14 Then John’s disciples came and asked him, “How is it that we and the Pharisees fast often, but your disciples do not fast?” 15 Jesus answered, “How can the guests of the bridegroom mourn while he is with them? The time will come when the bridegroom will be taken from them; then they will fast. 16 “No one sews a patch of unshrunk cloth on an old garment, for the patch will pull away from the garment, making the tear worse. 17 Neither do people pour new wine into old wineskins. If they do, the skins will burst; the wine will run out and the wineskins will be ruined. No, they pour new wine into new wineskins, and both are preserved.”
From reading this passage today and drawing on my knowledge and understanding of scripture, I think that this section of scripture reveals at least 2 things:
1) There is an expectation that modern Christians are meant to fast, even though Christ did not do it with his disciples
2) The context, application and approach to fasting is meant to be different to what it was in the old testament.
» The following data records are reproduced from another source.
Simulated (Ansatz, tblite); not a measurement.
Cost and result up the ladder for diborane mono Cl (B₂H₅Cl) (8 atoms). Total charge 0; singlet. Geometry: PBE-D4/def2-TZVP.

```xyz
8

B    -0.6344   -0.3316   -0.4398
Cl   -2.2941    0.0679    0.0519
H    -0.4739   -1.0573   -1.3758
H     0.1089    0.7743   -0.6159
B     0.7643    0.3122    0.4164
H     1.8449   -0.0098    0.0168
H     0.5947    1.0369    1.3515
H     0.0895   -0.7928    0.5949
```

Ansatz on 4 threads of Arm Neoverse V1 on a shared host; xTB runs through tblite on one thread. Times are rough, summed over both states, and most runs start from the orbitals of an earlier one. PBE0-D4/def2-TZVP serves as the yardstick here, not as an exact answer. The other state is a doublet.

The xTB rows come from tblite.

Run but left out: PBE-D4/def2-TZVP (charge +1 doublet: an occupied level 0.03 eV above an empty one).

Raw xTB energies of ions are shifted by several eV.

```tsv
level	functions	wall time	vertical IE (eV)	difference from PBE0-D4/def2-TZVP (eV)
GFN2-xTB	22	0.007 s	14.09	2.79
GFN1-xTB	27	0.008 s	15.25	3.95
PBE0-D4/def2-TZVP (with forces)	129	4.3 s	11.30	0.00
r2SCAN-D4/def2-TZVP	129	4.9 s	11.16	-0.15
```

I am certainly not an expert on fasting. While I have done it a couple of times and found it very beneficial, I am certain that there are a bunch of things about fasting that I can still learn, and I am fairly certain that there have been times when I could have had benefit from fasting, but I have decided it would be too hard.
Lately I have been diving in to learning about prayer and I have been developing my prayer life significantly and I am learning that there is a link between the power that can be released through prayer and the concept of fasting.
Lord, help me to deepen my desire for you and out of that may I grow to love and understand fasting.